IanTHughes wrote:Dod101 wrote:It [Marstons PLC (MARS)] is not an ideal HYP candidate with its high debt and held dividend, joining Glaxo, HSBC, Shell, BT and probably others, all, in their day, HYP stalwarts and still held by many/most HYP portfolios I have no doubt. A high and growing dividend we are looking for!
My portfolio contains all of the above shares except for GlaxoSmithKline (GSK). The Dividend per Unit is currently forecast to rise by about 10% this calendar year, thanks entirely to following the HYP Strategy. I am not sure what Investing Strategy you follow but, if you are seriously looking for a
high and growing dividend, you should at least check out the HYP Strategy, you might be pleasantly surprised.
Ian
We keep hearing mentions of Marston's debt. Early last year, I wrote this, for an investment publication:
Since 2014, Marston's has grown its revenues by 26%, its earnings per share by 21%, and its dividend by 12%. For a company operating in a sector that the stockmarket assumes to be in terminal decline, those numbers appear fairly reassuring. (2014's pre-tax loss, by the way, was due to non-underlying mainly non-cash factors related to pub disposals, exiting onerous leases, and repurchasing securitised loan notes.)

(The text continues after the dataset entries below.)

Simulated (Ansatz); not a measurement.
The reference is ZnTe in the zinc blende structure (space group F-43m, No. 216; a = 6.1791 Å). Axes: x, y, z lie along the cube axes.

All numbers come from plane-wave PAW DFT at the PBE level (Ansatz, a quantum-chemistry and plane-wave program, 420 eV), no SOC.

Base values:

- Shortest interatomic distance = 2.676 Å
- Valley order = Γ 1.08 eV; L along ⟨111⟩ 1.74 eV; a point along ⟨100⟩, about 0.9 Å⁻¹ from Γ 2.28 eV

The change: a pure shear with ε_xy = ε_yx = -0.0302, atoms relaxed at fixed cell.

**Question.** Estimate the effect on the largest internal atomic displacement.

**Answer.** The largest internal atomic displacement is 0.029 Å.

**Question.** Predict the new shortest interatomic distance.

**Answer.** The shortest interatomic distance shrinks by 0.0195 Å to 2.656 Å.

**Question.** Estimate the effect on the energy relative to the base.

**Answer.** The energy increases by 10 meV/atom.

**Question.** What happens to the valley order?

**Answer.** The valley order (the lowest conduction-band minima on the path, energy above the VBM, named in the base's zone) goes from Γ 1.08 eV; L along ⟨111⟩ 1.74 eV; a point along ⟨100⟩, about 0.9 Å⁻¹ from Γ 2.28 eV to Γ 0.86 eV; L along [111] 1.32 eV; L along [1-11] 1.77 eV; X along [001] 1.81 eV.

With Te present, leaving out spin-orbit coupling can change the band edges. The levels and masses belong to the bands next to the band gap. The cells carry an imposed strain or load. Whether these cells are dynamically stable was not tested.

The fly in the ointment is the high level of debt, amounting to £1.3bn. But here, it is hardly unique in the sector, with a far lower level of long-term debt than -- say -- Mitchells & Butlers.
However, £300 million of that £1.3bn debt is 'sale and leaseback' lease financing, where the freehold reverts to Marston's at nil cost at the end of the lease period. Unlike a traditional sale and leaseback, the associated liability is recognised as debt on the balance sheet due to the reversion of the freehold.
For the period ended 30 September 2017 the ratio of net debt before lease financing to underlying EBITDA was 4.8 times, the same as the previous year. Marston's has a stated aim of reducing this ratio, but by growing EBITDA, rather than reducing debt.
Obviously, the board is now less sanguine about debt than it was. I regard this as a positive. So, it seems, does the market.